Posted on Thursday, November 15th, 2007
By bsetser
Note: This is Brad Setser, not Michael Pettis.
The UAE is clearly considering changing from a dollar peg to a basket peg. Qatar may be as well. The economic case for change is quite clear. Both countries are in the midst of an enormous boom and face large inflationary pressures. Yet their currencies are depreciating and their central banks are under pressure to cut their nominal interest rates to match the Fed. Neither benefits from importing US monetary policy right now.
Indeed, now that the UAE's governor has indicated that change is possible, I suspect the market will force his hand. The UAE's capital account is pretty open. Its capacity to sterilize large scale inflows is limited. Large inflows have already forced interest rates in the UAE down — the last thing a country facing large-scale inflationary pressures needs. The dhirham is even more of a one-way bet than it used to be.
Just shifting away from a basket peg, though, hardly solves the UAE's problem. The Gulf currencies have already depreciated substantially in nominal terms against many of their major trading partners. The GCC currencies, for example, have depreciated by over 40% against most European currencies over the last five years. Shifting to a dollar peg now doesn't correct for the dollar's past fall. It just insulates the GCC currencies against further falls in the dollar.
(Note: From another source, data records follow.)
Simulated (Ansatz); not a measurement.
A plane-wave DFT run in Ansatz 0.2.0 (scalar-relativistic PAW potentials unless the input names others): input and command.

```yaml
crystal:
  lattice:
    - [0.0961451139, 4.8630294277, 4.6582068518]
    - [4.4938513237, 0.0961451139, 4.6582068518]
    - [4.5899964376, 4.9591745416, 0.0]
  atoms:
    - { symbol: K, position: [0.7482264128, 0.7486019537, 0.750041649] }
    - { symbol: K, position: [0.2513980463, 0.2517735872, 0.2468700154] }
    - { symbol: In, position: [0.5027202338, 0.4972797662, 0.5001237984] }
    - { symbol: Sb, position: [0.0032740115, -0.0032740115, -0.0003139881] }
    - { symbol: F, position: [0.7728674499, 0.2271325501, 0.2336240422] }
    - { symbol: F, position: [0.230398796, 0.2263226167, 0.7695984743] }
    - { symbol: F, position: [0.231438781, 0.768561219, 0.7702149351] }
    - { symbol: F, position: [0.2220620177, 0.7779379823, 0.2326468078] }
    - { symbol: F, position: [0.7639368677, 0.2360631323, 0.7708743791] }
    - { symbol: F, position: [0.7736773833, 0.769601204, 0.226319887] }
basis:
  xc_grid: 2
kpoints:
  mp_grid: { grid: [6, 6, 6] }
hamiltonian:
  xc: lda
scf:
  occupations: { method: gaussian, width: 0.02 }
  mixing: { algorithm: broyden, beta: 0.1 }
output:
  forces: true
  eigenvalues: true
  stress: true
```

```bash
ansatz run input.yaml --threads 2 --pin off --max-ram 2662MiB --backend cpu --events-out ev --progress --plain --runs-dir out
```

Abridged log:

And if Stephen Jen is right and the dollar is poised for a rebound against the euro next, a basket peg would keep the GCC currencies from rising along with the dollar.
That is why Standard Chartered — among others — is calling for a large revaluation of the GCC currencies, and a much broader reassessment of their currency regimes. I agree — see my new Peterson institute paper on this topic (more on it later)
Macro man argues, with characteristic force, that dollar pegs are inappropriate for countries with large current account surpluses and high inflation.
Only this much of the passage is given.